Deflation - In Moderation - Is Compatible with a Healthy Economy

Low Interest Rates, Not Deflation Per Se, Are Potentially Troublesome

The Great Depression, as well as Japan's more recent experience, have convinced some central bankers that deflation is a dangerous thing. But the Federal Reserve Bank of Cleveland's 2002 Annual Report argues that deflation is an acceptable economic outcome, so long as it is occasional, small in magnitude, and accompanied by strong productivity growth.

In simple terms, deflation is the opposite of inflation; it describes a persistent decline in the general price level or, from another perspective, a persistent increase in the purchasing power of money. The 2002 Annual Report analyzes the economic impact of deflation and concludes that while zero, or very low, nominal interest rates that often accompany deflation can be a problem, many of the problems attributed to deflation are not unique to falling prices per se.

The key to central bankers' fear of deflation is associated with what are sometimes referred to as " liquidity traps." Liquidity traps might arise in situations where nominal interest rates are so low that interest-bearing assets and money are nearly indistinguishable. In these cases, banks, for example, can hold money as reserves and earn nearly the same return as if they loaned the money to those seeking to finance investment projects and consumption. Thus, even if the monetary authority aggressively expands the money supply, those funds may not find their way to financing productive economic opportunities.

The Annual Report emphasizes that the essence of the liquidity trap problem is low interest rates, not necessarily deflation itself. This means, on the one hand, even low positive rates of inflation can be a problem if real, i.e. inflation-adjusted, interest rates are also very low. On the other hand, the report continues, the liquidity trap is not typically a problem in times of optimism and rapid growth. Real interest rates tend to rise when the productivity of capital is rising and the demand for funds to finance consumption and investment is high. Falling prices in these situations, which the report refers to as "growth deflations," are not disruptive, as illustrated by the contemporaneous example of the Chinese economy.

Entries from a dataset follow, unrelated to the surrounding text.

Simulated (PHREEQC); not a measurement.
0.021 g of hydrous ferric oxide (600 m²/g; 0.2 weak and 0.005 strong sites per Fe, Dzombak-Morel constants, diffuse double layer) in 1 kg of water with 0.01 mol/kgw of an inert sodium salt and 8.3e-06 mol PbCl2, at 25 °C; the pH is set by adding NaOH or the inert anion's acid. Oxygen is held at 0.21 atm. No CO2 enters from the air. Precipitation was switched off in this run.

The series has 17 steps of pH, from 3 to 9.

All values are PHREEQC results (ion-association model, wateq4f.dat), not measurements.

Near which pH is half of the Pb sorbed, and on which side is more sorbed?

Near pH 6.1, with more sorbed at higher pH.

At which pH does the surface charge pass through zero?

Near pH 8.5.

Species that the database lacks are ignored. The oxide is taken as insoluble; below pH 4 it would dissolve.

The essay also highlights other examples of misplaced angst about deflation. Some business people, the report argues, mistakenly fear deflation when the issue is really the decline in the price of the goods and services they produce relative to the prices of other goods and services. Furthermore, some of the disruptions attributed to deflation arise, not because the price level is falling, but because prices are rising more slowly than anticipated.

The report says a better understanding of the dangers of deflation seems especially pertinent in light of modern central banks' near-universal commitment to low inflation and their increasing use of inflation targeting as an operational framework. And it notes that, in the final analysis, the macroeconomic impact of negative inflation hinges on other key aspects of the environment in which deflation arises — particularly price expectations, the return to capital, and the central bank's operating choices.

The Federal Reserve Bank of Cleveland is one of 12 regional Reserve Banks that, along with the Board of Governors in Washington, D.C., comprise the Federal Reserve System. As the nation's central bank, the Federal Reserve System formulates U.S. monetary policy, supervises certain banks and all bank holding companies, and provides payment services to depository institutions and the U.S. government. Payment services include check clearing, electronic payments, and the distribution and processing of currency and coin.

The Federal Reserve Bank of Cleveland, including its branch offices in Cincinnati and Pittsburgh, serves the Fourth Federal Reserve District, which includes Ohio, western Pennsylvania, eastern Kentucky, and the northern panhandle of West Virginia.